One aspect of staying home that really does suck is feeling unimportant and like I dropped off the face of the planet. I do spend some time with my neighbor, who is also at home, but I miss having more friends, like I used to. I see old friends maybe every few months, which is weird for me since I used to see them every day at work. Then when I do see them, I don't have much to say for myself, as it's hard to come up with life stories when you spend your day with the cat. So I feel boring....I've found the best thing to do is let them talk and respond to that. I spend a lot of time on the internet as well, so it's easy enough to keep up on current events; the trick is to mention them without necessarily getting into religion/politics subjects as that can be touchy.

I often feel guilty, too, since my poor husband is solely supporting us financially. I keep telling him I feel like a leech....at which point he responds, "Well, I don't think you're a leech! That's YOUR issue. Stay home as long as you like." This is pretty reassuring to hear, even if it's said in an impatient tone lol. Still, it's very strange to lean completely on another person when I have been used to making my own money since I was 14. Thank god we have a strong relationship and I'm not worried about him running off with some 20-year-old named Bambi.
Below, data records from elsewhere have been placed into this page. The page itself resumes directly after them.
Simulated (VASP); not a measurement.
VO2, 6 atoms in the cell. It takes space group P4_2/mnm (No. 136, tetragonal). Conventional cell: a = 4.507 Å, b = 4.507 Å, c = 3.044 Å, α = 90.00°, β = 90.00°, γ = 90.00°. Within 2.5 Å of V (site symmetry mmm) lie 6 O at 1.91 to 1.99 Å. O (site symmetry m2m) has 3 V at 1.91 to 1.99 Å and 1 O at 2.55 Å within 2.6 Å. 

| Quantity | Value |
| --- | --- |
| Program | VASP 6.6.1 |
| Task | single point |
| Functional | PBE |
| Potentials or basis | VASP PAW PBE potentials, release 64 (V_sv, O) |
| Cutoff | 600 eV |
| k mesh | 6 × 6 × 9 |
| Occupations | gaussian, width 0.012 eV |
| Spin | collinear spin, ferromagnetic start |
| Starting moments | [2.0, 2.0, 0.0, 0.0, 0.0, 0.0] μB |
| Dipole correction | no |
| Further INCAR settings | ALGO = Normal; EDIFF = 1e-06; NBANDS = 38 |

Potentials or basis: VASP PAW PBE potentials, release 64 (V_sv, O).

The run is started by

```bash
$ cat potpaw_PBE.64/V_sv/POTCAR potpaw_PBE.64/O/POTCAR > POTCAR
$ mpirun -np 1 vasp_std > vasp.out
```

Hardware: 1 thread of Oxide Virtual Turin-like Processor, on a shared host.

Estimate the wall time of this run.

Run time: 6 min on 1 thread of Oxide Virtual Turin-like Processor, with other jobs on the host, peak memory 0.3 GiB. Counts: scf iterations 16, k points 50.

The good thing is, soon I will be forced to become more productive at the house. We're expecting our first child in September and that will keep me a lot busier throughout the day. My hope is that this will make me feel that I contribute more (because I will be!). I just hope I can continue to stay home. Despite the boredom, the isolation, and the financial factor, I do not want to return to work once that baby is here, if at all possible.